Financial Exigency: Policy Now, Hopefully Use Never
By Ken Andersen
Concern is manifest among faculty and administrators about the impact of the economic slowdown coupled with the probability of a slow recovery and a decline in public support of higher education expenditures. Institutional policies for dealing with financial shortfalls and possible financial exigency should be reviewed and as needed improved prior to the necessity to act upon them. What follows is an effort to urge faculty to be involved in such an effort and some ideas to consider. Faculty involvement may well avert an institution needing to move or moving to a declaration of financial exigency.
AAUP Financial Exigency Definition: An imminent financial crisis which threatens the survival of the institution as a whole and which cannot be alleviated by less drastic measures.
Note: The AAUP focus is termination of tenured faculty. But faculty must be involved long before such a determination is made when considering such things as salary and benefits reductions, layoffs, and/or program terminations. The rationale: these are to a significant degree educational policy decisions and hence faculty have a responsible role to play.
1. Natural disaster: flood (New Orleans), earthquakes, tornadoes.
2. Sudden (external) economic disaster: Deep depression, fraud (a la Madoff).
3. Poor internal management:
a. Fraud or gross mismanagement by administrators and/or trustees.
b. Errors: fiscal, building commitments, failed projects, projected successes in enrollment.
c. Mission/implementation no longer viable in current times.

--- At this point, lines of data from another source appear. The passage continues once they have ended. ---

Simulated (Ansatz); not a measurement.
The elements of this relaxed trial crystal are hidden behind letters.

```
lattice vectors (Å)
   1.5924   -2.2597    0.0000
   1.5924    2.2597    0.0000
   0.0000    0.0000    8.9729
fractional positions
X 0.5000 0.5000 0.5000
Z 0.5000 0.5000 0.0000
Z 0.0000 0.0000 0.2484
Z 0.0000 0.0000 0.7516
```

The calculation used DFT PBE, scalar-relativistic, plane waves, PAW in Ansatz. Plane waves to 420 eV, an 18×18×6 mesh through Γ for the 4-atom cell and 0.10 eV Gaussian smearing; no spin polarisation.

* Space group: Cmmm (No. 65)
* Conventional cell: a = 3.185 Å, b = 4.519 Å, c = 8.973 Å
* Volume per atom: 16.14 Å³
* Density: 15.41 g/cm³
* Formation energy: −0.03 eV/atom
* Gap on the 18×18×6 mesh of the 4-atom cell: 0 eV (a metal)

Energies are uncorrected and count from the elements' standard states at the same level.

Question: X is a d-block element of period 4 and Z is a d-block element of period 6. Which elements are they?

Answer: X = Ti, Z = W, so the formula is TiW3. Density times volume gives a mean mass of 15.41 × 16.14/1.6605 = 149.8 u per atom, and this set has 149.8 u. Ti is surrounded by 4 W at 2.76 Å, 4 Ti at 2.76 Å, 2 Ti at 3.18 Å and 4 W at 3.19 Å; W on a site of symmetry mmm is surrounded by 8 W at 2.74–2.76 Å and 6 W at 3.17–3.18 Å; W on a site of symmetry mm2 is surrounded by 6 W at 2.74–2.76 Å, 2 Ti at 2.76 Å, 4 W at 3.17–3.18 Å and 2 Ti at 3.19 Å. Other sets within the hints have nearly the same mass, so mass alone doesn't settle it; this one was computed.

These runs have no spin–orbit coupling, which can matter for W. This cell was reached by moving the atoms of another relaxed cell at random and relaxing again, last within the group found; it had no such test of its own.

1. Faculty body should participate in any decision re: an exigency with alternatives fully explored.
2. In an exigency AAUP Policy is:
a. A faculty member has a right to a hearing.
b. No new appointments unless distortion of academic programs results.
c. Effort to identify another position in institution.
d. Notice and severance pay.
e. Three years before faculty slot refilled unless offered to displaced faculty member.
Considerations in Setting a Policy:
1. Institutional culture and mission: Private institutions have much greater power to control their own destiny in many respects. Public institutions have responsibilities private ones do not, and are more reliant on government funding. Unionized faculty work in a different framework than non-unionized faculty.
2. Continuous active faculty participation in budgetary/salary matters: “The allocation of resources among competing demands is central in the formal responsibility of the governing board, in the administrative responsibility of the president, and in the educational function of the faculty.”(AAUP Redbook, p. 232) Relevant and accurate information should go to those who participate, including the faculty or its representatives (chosen by faculty) as appropriate to the expertise of each party. Changes in the planned budget in terms of actual expenditures needs to be monitored as well. While financial data is available for public institutions at a level beyond that of private institutions, IRS 990s, and the IPEDS data provide significant information if an administration is unwilling to provide it.
3. Establishing an appropriate set of other universities for comparative purposes is of value. The Illinois Board of Higher Education establishes such groups although there is dispute as to the appropriate groupings.
Avoiding Financial Exigency
1. Consistent faculty participation in institutional planning is essential. Many examples in Illinois and nationally could be cited of the negative results of failing to involve faculty and keeping them informed. Few instances result in a financial exigency but waste resources better utilized elsewhere and needless costs.
2. Develop faculty expertise through involvement in budget committees and planning issues with a focus both on continuity of representation coupled with gradual change of faculty participants to develop and spread expertise.
3. Utilize relevant institutional history and trends as part of the decision process. Examples: Do optimistic enrollment projections consistently miss the mark? Is the endowment being tapped for normal operating expenses? Does the institution engage in strategic planning drawing upon relevant stakeholders and updating the plan as needed? Is the institution realistic as to its financial status and prospects?
1. Do not conflate discontinuation or significant restructuring of a program or department with financial exigency. Restructuring decisions normally arise from quite different circumstances and reasons, require more faculty input, and have different potential time periods for implementation.
2. Any number of factors about the institution and its setting can contribute to solutions that have greater or lesser negative or positive impact on faculty, students, and staff.
3. Transparency during a process of assessment and decision-making is difficult but to the degree feasible it is reassuring to faculty, students, and staff.